This money will be over and above the commitment that the Prime Minister rightly made at the last election to an £8 billion real terms increase.

How can we pay for this additional spending? From the money we save from leaving the EU.

The UK’s gross budget contribution is currently over £19 billion or £350 million per week. According to Treasury estimates, this will increase to nearly £400 million per week by 2020.

We get some cash back through a negotiated rebate and some other money we hand over to the EU is spent here in the UK on areas like farm subsidies.

But the rebate is not a fixed benefit anchored in the treaties. It is there only by the consent of other EU nations, it has to be negotiated, it has already been reduced, and if we vote to stay it can, and will, be whittled away.

If we Vote Leave, we take back control of the whole sum. We will no longer be dependent on other countries to protect the money we get back in our rebate. And we will continue to support farming, science, universities and poorer areas of the UK with the money they currently receive from the EU.

That would mean we would then be able to spend all of our net EU contribution of £10.6 billion on our priorities like the NHS and cutting VAT on fuel.

Other money will also be liberated to spend on public services in the event of a vote to leave.

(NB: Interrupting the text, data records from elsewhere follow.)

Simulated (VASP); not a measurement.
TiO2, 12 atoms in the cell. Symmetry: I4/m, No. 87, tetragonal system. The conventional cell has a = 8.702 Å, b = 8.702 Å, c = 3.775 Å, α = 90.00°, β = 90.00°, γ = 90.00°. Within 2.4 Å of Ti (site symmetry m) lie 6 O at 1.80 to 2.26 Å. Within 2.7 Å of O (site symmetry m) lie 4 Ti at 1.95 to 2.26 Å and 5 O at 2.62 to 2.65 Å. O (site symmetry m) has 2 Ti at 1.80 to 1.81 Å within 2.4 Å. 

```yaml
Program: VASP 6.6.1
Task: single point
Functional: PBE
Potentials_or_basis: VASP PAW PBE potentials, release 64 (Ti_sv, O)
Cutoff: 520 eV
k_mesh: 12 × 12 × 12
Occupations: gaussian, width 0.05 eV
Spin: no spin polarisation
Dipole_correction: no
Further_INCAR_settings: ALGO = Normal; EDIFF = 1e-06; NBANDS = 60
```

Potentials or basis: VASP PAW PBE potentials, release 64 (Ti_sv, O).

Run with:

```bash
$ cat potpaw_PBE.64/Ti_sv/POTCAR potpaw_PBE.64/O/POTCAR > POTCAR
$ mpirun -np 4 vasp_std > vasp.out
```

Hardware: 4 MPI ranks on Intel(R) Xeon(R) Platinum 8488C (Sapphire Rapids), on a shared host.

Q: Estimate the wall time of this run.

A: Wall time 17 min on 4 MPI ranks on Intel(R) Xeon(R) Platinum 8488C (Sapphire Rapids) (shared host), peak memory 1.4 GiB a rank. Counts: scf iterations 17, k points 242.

We have already set out plans to amend the European Communities Act 1972 immediately after the referendum to stop multinationals using EU law to claim tax refunds in the UK. This will save taxpayers between £7 billion and £43 billion by 2021.

It is wrong that big businesses have been using the European Court to starve public services of money they could never have recovered under English law.

If we leave the EU we could also restore our system of taxation of offshore companies which was set aside by the European Court. The European Court’s judgment has cost UK taxpayers an estimated £840 million each year.

We can also scrap the EU’s foolish rules on how Whitehall runs procurement processes which add billions to costs every year. The European Commission’s own conservative figures suggest that procurement rules cost at least £1.7 billion each year and delay projects by years.

There are billions of savings that Government will be able to make after we vote leave and escape the control of the rogue European Court.

A vote to leave is a vote for a fairer Britain. You only have to look at who funds the IN campaign to realise this: the undeserving rich, the investment banks that crashed the world economy in 2008 and who bankrupted the people of Greece, and the multinational corporations who spend millions on lobbying the corrupt Brussels system.

This is the choice on 23 June.

A Vote to Remain means that we keep handing over control of £350 million of our money to the EU every week. A Vote to Remain means we cannot control immigration. A Vote to Remain means greater pressure on the NHS, school places and housing.

If we Vote Leave, we can take back control of our borders and our money. By 2020, we can give the NHS a £100 million per week cash injection, and we can ensure that the wealthy interests that have rigged the EU rules in their favour at last pay their fair share.

That is why we believe a Vote to Leave is the right choice for social justice, safer for public services, jobs, and families and better for the next generation.



ENDS

I look forward to parliament tomorrow when Gove et al launch their 'immediate plan' to amend the European Communities Act 1972.
 
Economy in short term will take a hit but we are good enough to rebuild and come back stronger, the is more to just Economy vs Immigration to the argument, at least now we do not have to bail out Greece/ possibly Portugal and sign up for TTIP .

Is it worth it in meantime thousands of ordinary working class people losing their livelihood, houses etc? I don't think it is.
 
Economy in the short term will take a significant hit. I hope maybe 20 years down the track it may be better, but this will be in spite of the leave vote rather than because of it.


Really because I feel EU will try fight but France, Italy, Germany Greece, Holland will all leave EU in next 5 years the is a rise of populist parties due to lack of sovereign democracies.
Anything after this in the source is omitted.